This actually isn't true. Consider the set S = {1, 2, 3, 4, 5, 6, 7, 30}. The closest you can get is A = {1, 2, 3, 4, 5, 6, 7}, B = {30}, but in that case sum A_i = 28.

What about S = {1 to 8}
A = {1,2,3}
B = {6}

No one said you have to use all the elements

There's {1,2} and {3}

Yes

Not every split has to work

It's just that theres at least one that works

Does that make sense?

Yes

Ok I'll try to solve it and then I'll help you

alright this is not that bad

so do you want a hint or a full solution @plain portal

Okay

From a set of 8 elements, the number of possible different subsets we can have is equal to $2^8$. However, we exclude the empty set, as the chosen subset cannot be empty. Since all elements of $S$ are less than or equal to 30, any subset of $S$ must have a sum less than or equal to $8 \times 30 = 240$; meaning \textit{each subset of $S$ has one of 240 possible values as its sum (0 to 240).} However, We have $2^8 - 1 = 255$ different possible subsets of $S$, then by the pigeonhole principle there is at least two subsets which have the same sum. \medskip\par

These two subsets are not necessarily disjoint. If they are, we are done. Assume they are not disjoint. They cannot be equal as we have assumed the subsets to be different, and we cannot have one be a subset of the other as then they would not have the same sum. Thus each of the two subsets has at least one element not in the other subset. Let $A=\left{a_1,a_2,\dots,a_i,q_1,q_2,\dots,q_r\right}$ and $B=\left{b_1,b_2,\dots,b_j,q_1,q_2,\dots,q_r\right}$ where $q_1,q_2,\dots,q_r$ are all of the shared elements. Let $A'$ and $B'$ be the nonempty subsets such that $A'=\left{a_1,a_2,\dots,a_i\right}$ and $B'=\left{b_1,b_2,\dots,b_j\right}$. Since $A$ and $B$ have the same sum, i.e. $a_1+\dots+a_i + q_1+\dots+q_r = b_1+\dots+b_j + q_1+\dots+q_r$, then $a_1+\dots+a_i= b_1+\dots+b_j$, meaning $A'$ and $B'$ are disjoint and have the same sum, as required.

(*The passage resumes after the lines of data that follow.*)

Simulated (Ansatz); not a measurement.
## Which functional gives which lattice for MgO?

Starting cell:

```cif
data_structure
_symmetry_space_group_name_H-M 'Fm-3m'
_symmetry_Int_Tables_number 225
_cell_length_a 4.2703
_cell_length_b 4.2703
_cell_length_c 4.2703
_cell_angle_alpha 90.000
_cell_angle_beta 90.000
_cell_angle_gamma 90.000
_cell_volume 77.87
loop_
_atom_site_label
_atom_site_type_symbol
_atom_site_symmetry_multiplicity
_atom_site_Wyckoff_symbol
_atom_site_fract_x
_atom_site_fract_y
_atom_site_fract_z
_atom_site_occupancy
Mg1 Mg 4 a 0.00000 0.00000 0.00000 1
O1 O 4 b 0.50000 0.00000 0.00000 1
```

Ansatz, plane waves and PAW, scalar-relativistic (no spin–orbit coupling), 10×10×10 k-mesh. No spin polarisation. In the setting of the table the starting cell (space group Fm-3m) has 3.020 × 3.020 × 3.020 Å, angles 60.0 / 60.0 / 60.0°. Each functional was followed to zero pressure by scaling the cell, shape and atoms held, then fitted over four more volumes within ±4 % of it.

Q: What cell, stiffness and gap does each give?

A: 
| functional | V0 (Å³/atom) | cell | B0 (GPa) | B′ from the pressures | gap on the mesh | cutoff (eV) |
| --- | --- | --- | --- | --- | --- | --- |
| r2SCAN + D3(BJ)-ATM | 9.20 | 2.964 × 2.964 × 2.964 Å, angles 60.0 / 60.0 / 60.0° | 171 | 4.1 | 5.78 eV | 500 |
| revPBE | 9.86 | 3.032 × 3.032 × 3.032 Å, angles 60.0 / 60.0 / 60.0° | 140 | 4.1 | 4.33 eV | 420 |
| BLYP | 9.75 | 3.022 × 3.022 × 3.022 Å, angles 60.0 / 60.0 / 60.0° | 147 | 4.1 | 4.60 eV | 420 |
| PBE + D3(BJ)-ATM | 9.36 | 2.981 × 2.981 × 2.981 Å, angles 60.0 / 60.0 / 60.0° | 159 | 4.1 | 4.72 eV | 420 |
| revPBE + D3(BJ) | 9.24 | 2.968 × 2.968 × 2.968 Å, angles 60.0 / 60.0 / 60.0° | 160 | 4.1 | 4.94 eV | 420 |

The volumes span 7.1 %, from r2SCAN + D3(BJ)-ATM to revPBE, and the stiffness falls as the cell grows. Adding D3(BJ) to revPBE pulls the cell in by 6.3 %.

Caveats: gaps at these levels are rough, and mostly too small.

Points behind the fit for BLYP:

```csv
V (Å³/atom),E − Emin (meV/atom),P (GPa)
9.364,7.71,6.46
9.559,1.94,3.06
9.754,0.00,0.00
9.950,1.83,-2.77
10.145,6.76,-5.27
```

Let me know if you don't understand something

Pyrodynamic

Disjoint means empty intersection

$A$ and $B$ are disjoint $\iff A \cap B = \emptyset$

Pyrodynamic

No

Their intersection is {3}

Ok

in plain terms, if they share any elements, we can remove those elements from both sets and they will still have the same sum

think about it

example: {1,2,3,4} and {6,4}

Right, disjoint just means that there is no number that's in both sets (I should say no element that's in both sets).

we can remove 4 from both and still have the same sum

Yes

@plain portal that's the general idea, and if there's a specific sentence you didn't understand let me know

@frank hill has given 1 rep to @proper nexus

You're welcome :)

I'm brand new here, and what you @proper nexus typed is hard for me to read, because in fact I've never tried to communicate math over a text-based medium very much.

@proper nexus Don't worry about it though, I am just going to learn as I go of course. I'm just commenting.

It's challenging to write math on text, that's why we use TeX

You can see the bot's output tho? It's pretty readable

This particular problem is just a tiny bit much for me as I am getting started back into doing math again as well.

Ah, it's TeX.

Like LaTex?

I haven't seen that one properly but it should be similar

Yeah

The bot renders out what I wrote

I should learn that if I'm going to keep this up. Maybe I will, I still have to decide how committed I am.

Well, if you do end up learning it, good luck to you!